Reputation: 2271
I'm working on a program that reformats CSV files using C#. It imports a CSV and uses certain columns to be represented in a new CSV file. I'm getting a System.IndexOutOfRangeException exception using this code.
using System;
using System.Collections;
using System.Linq;
class CSVFiles
{
static void Main(string[] args)
{
// Create the IEnumerable data source
string[] lines = System.IO.File.ReadAllLines(@"presta.csv");
// Create the query. Put field 2 first, then
// reverse and combine fields 0 and 1 from the old field
IEnumerable query =
from line in lines
let x = line.Split(';')
select x[0] + ", base, 0, " + x[0] + ", " + x[7] + ", " + x[1] + ", " + x[2] + ", " + x[3] + ", " + x[15] + ", " + x[4] + ", " + x[6] + ", " + x[7] + ", Sí, " + x[12] + ", " + x[12] + ", " + x[12] + ", " + x[12];
// Execute the query and write out the new file. Note that WriteAllLines
// takes a string[], so ToArray is called on the query.
System.IO.File.WriteAllLines(@"outlet.csv", query.Cast<String>().ToArray());
Console.WriteLine("outlet.csv written to disk. Press any key to exit");
Console.ReadKey();
}
}
The imported CSV has 16 columns, so it should be indexed to x[17]. Can anyone help me on this? Or maybe there's another way to do this that is better?

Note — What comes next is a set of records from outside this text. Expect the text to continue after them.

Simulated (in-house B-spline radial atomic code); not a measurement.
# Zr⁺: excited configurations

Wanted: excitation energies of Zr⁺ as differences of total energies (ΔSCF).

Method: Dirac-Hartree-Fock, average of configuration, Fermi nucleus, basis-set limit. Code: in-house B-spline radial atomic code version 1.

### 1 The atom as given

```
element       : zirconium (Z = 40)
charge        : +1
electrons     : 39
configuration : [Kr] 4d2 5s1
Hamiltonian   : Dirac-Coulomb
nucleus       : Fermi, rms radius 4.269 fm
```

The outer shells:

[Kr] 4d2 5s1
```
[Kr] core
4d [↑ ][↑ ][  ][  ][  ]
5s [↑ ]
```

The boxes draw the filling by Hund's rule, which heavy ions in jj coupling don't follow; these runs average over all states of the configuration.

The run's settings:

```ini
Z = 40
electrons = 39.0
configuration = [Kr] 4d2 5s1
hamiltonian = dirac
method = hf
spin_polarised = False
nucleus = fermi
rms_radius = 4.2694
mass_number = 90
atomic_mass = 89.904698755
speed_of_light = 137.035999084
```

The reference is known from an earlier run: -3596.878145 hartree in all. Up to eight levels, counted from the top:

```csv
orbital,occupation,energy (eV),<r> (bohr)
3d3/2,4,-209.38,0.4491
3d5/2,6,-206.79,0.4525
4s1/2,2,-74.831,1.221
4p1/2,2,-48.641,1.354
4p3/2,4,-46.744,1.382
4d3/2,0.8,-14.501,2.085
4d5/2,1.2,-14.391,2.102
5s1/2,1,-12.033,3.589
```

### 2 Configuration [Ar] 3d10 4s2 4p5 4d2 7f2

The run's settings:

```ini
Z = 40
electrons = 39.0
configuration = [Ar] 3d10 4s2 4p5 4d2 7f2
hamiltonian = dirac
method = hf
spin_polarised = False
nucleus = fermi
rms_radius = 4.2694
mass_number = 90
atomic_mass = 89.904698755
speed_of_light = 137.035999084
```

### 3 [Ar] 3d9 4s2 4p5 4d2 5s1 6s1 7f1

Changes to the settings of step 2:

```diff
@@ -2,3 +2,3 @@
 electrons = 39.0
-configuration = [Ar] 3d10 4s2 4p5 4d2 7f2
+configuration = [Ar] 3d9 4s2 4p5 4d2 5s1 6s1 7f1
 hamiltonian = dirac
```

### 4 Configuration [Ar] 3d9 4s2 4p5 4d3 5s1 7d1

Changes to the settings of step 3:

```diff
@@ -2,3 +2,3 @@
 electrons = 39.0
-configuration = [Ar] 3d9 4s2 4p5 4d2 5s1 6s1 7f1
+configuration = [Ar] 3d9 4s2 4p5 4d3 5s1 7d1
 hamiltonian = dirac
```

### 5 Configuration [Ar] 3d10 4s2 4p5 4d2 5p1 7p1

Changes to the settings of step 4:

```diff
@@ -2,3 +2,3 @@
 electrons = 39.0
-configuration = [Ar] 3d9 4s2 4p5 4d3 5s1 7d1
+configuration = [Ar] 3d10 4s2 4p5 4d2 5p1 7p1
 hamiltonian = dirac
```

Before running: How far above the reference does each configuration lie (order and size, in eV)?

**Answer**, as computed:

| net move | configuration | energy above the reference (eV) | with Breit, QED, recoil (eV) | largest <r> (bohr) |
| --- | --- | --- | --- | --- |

Here is the entire debug output:
'CSVConverter.vshost.exe' (Managed (v4.0.30319)): Loaded 'C:\Windows\Microsoft.Net\assembly\GAC_32\mscorlib\v4.0_4.0.0.0__b77a5c561934e089\mscorlib.dll'
'CSVConverter.vshost.exe' (Managed (v4.0.30319)): Loaded 'C:\Windows\assembly\GAC_MSIL\Microsoft.VisualStudio.HostingProcess.Utilities\11.0.0.0__b03f5f7f11d50a3a\Microsoft.VisualStudio.HostingProcess.Utilities.dll'
'CSVConverter.vshost.exe' (Managed (v4.0.30319)): Loaded 'C:\Windows\Microsoft.Net\assembly\GAC_MSIL\System.Windows.Forms\v4.0_4.0.0.0__b77a5c561934e089\System.Windows.Forms.dll'
'CSVConverter.vshost.exe' (Managed (v4.0.30319)): Loaded 'C:\Windows\Microsoft.Net\assembly\GAC_MSIL\System.Drawing\v4.0_4.0.0.0__b03f5f7f11d50a3a\System.Drawing.dll'
'CSVConverter.vshost.exe' (Managed (v4.0.30319)): Loaded 'C:\Windows\Microsoft.Net\assembly\GAC_MSIL\System\v4.0_4.0.0.0__b77a5c561934e089\System.dll'
'CSVConverter.vshost.exe' (Managed (v4.0.30319)): Loaded 'C:\Windows\assembly\GAC_MSIL\Microsoft.VisualStudio.HostingProcess.Utilities.Sync\11.0.0.0__b03f5f7f11d50a3a\Microsoft.VisualStudio.HostingProcess.Utilities.Sync.dll'
'CSVConverter.vshost.exe' (Managed (v4.0.30319)): Loaded 'C:\Windows\assembly\GAC_MSIL\Microsoft.VisualStudio.Debugger.Runtime\11.0.0.0__b03f5f7f11d50a3a\Microsoft.VisualStudio.Debugger.Runtime.dll'
'CSVConverter.vshost.exe' (Managed (v4.0.30319)): Loaded 'c:\users\daniel\documents\visual studio 2012\Projects\CSVConverter\CSVConverter\bin\Debug\CSVConverter.vshost.exe'
'CSVConverter.vshost.exe' (Managed (v4.0.30319)): Loaded 'C:\Windows\Microsoft.Net\assembly\GAC_MSIL\System.Core\v4.0_4.0.0.0__b77a5c561934e089\System.Core.dll'
'CSVConverter.vshost.exe' (Managed (v4.0.30319)): Loaded 'C:\Windows\Microsoft.Net\assembly\GAC_MSIL\System.Xml.Linq\v4.0_4.0.0.0__b77a5c561934e089\System.Xml.Linq.dll'
'CSVConverter.vshost.exe' (Managed (v4.0.30319)): Loaded 'C:\Windows\Microsoft.Net\assembly\GAC_MSIL\System.Data.DataSetExtensions\v4.0_4.0.0.0__b77a5c561934e089\System.Data.DataSetExtensions.dll'
'CSVConverter.vshost.exe' (Managed (v4.0.30319)): Loaded 'C:\Windows\Microsoft.Net\assembly\GAC_MSIL\Microsoft.CSharp\v4.0_4.0.0.0__b03f5f7f11d50a3a\Microsoft.CSharp.dll'
'CSVConverter.vshost.exe' (Managed (v4.0.30319)): Loaded 'C:\Windows\Microsoft.Net\assembly\GAC_32\System.Data\v4.0_4.0.0.0__b77a5c561934e089\System.Data.dll'
'CSVConverter.vshost.exe' (Managed (v4.0.30319)): Loaded 'C:\Windows\Microsoft.Net\assembly\GAC_MSIL\System.Xml\v4.0_4.0.0.0__b77a5c561934e089\System.Xml.dll'
The thread 'vshost.NotifyLoad' (0x52c) has exited with code 0 (0x0).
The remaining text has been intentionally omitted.